Cryptography 101 for Blockchain Developers (Part 1)
This article is meant for blockchain developers who want to start learning math and cryptography, but the concepts explored are strictly mathematical.
A brief overview of the article
This article is my first ever math-focused piece of writing. The topics covered will follow the Cryptography 101 videos from Openzeppelin's Youtube channel. I have watched each of the videos a few times now and also referred to some external resources to plug conceptual gaps as and how I saw them.
This is my own, original interpretation of the concepts, but credits are obviously due to KoalateeCtrl for publishing such awesome and easy-to-understand videos.
This article assumes that you are familiar with modular arithmetic concepts like modular addition and multiplication. If you're ready, let's dive right into it!
Groups
But if you have no idea what a group is in the mathematical context, this is the place to start reading from.

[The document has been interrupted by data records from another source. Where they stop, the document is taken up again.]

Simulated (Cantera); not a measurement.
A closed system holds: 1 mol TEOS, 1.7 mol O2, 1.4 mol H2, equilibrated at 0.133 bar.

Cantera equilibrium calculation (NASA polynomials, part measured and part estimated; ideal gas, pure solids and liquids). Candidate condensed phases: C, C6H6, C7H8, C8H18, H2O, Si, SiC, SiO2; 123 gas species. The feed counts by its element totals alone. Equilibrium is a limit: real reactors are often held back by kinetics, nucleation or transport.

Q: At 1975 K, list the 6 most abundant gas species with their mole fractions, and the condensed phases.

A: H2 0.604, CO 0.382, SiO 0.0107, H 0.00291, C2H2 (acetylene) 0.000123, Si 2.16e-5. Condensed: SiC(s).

Group theory is the mathematical study of groups. Simply put, a group is defined by two items:
a set of elements, such as {0,1,2} or {0,3,5,7},
and an operation, most commonly, but not exclusively addition(+) or multiplication(x).
A set of elements(E) under an operation(O) needs to fulfill four basic mathematical properties to be considered a group(G).
Closure: This means that using the operation of any two elements in the group results in an element that is also in the group. In other words:
For any \((a,b) \in G\), \((a.b)\in G\)
Associativity: For any three elements in the group (a, b, c), the operation of a and b first, and then c, is equivalent to performing the operation of b and c first, and then a.
In other words:
For \(a,b,c\) in group \(G\), \((a.b).c = a.(b.c)\)Identity: There is a special element in the group (let's call it "I") such that the operation of any element a in the group with 'I' results in a.
In other words:
One element \(I,a\) \(\in G\) such that \(I.a = a\)Invertibility: Every element a in the group has another element b in the group, such that the operation of a and b gives us the identity element I.
In other words:
For any \(a \in G,\) there exists a \(b \in G\), such that \(a.b = I\)
Just to be clear, the rest of the elements do have to satisfy the property.
So just to recap: a Group is a set of elements and an operation that fulfill the four properties of closure, associativity, identity, and invertibility.
Now some groups also satisfy a fifth property, called commutativity. To satisfy this property the order of elements upon which an operation is being performed does not matter. In other words:
For any \(a,b \in G\), \(a.b = b.a\)
If a group has this fifth property in addition to the previous ones, it is referred to as an Abelian group or a commutative group.
Example
Consider a group as follows:
The set of elements is made of positive integers mod 6. So, {0,1,2,3,4,5}.
The operation is modular addition with mod 6.
You can check if the closure property holds.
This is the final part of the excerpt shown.